It's no secret that independent bookstores are in trouble.

With the recent advent of centralized, on-line booksellers like Amazon, coupled with the rapid proliferation of mega-chains such as Barnes & Noble and Borders, the very idea of a little, neighborhood bookstore is being threatened with capitalist extinction.

Supporters of independent bookstores say there are all kinds of reasons why this is a very bad thing for anyone who truly loves to read, ranging from the loss of the tactile pleasure of browsing new books to the potential threat that a monopolized publishing industry poses to the whole concept of artistic license and free speech.

Karl King, the owner of Kingfisher Books in Coupeville, is well aware of this crisis and its many implications, both for his own business and for bookworms at large.
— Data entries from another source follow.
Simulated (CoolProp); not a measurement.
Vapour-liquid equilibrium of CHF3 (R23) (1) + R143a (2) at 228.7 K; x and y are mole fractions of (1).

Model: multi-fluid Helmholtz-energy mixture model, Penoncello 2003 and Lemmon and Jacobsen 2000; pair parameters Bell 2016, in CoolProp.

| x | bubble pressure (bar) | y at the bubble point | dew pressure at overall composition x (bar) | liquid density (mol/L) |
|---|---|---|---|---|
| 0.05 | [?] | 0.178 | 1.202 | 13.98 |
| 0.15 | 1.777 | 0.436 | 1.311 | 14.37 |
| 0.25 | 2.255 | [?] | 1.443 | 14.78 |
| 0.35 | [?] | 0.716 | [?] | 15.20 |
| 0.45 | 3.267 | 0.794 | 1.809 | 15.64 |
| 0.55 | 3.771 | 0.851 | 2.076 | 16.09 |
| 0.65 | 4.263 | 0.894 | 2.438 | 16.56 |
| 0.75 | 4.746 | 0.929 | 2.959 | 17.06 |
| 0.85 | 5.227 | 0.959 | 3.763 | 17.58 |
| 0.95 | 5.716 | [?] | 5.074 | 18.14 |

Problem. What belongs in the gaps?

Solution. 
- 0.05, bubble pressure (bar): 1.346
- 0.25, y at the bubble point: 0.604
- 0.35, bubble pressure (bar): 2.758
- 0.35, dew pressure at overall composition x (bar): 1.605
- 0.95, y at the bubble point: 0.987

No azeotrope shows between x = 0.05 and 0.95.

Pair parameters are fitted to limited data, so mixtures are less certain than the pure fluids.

"There's long-term concern for small book sellers in general," said King, who — along with his wife Ruth — opened the store about five years ago. (Prior to that, the space was a liquor store, which King also managed for about 20 years — a fact that the late, great drunk American writer Charles Bukowski probably would have found extremely amusing.)

King said that, beyond any immediate economic concerns, he finds it worrisome that the big chains are beginning to "dictate public taste" by having such a large influence over what does and does not get published. Many literary agents, for instance, are now sending new manuscripts directly to Barnes & Noble in order to solicit their opinion on the potential salability of a title — an unprecedented practice that raises some dire ethical questions.

"That shouldn't be," said King about such corporate previewing of books in draft form. He admitted, though, that "there's only so much a small press can do" in terms of competing with these bigger publishing houses.

According to King, one of the ways he himself stays competitive and vital is by "concentrating on some gaps that the larger stores don't cater to." He is a strong supporter of Northwest-based writers as well as local independent publishers like Sasquatch Books. He also carries a lot of arts and crafts, gardening and cooking books.

Other than that, King describes his inventory as "catch as catch can" and, even more humorously, "some of all of it."

Of course, this "odds and ends" approach to literature is exactly the sort of thing that one looks for in a small, independent bookstore — especially one on Whidbey Island, where there often seems a paucity of good, well-rounded bookstores. Within the cozy confines of Kingfisher's many walls and many shelves, one can browse among a wide variety of books covering a diversity of subjects, ranging from women's studies and ecological writing to kids literature and sci-fi to self-help and spirituality. From Annie Dillard, Ayn Rand and Rick Bass to Herman Melville, Nicolai Gogol and Jack Kerouak.

King also maintains a substantial variety of mysteries in both hardback and paperback, many penned by local authors. He said that books in this genre always sell well. (Among his own favorite mystery / psychological-profile-type writers are James Patterson and Michael Connelly.)

In short, there is indeed a little bit of everything at Kingfisher (and, King added, if you can't find what you're looking for, he's more than happy to special order titles through Ingram, his local distributor). Supplementing Kingfisher's book trade is a decent selection of gifty-type items like candles, cards, jewelry and pottery done by local artisans.

The most notable aspect about Kingfisher Books, however — and the thing that makes independent bookstores so valuable — is the wonderful sense of local flavor and deep history one gets while strolling among the table displays, which feature an impressive spread of books on Northwest history and sociology, Native American lore and art, as well as myriad travel guides, hiking guides and travel adventure writing.

"In general," said King, "we support the local economy to the best of our ability."

About a year and a half ago, King started up what is now a back room full of used books that is surprisingly well stocked. King said that this second-hand lit section, which he hopes to expand, is that it offers "quite a lot of things that people might not find elsewhere."

This, even though used books comprise only about 5 percent of his stock, he said.

King said that, while he and his wife Ruth have always enjoyed reading, they went into the business of selling books "cold." They did, however, receive some valuable help and advice from local bookstores and other merchants. And, King said, "we're still learning."

King said that he and Ruth usually order those new books that they both agree on, a process that he refers to as "selection by committee." Still, King often has found that, when he goes it alone, "there's a lot of books that I think will sell that don't."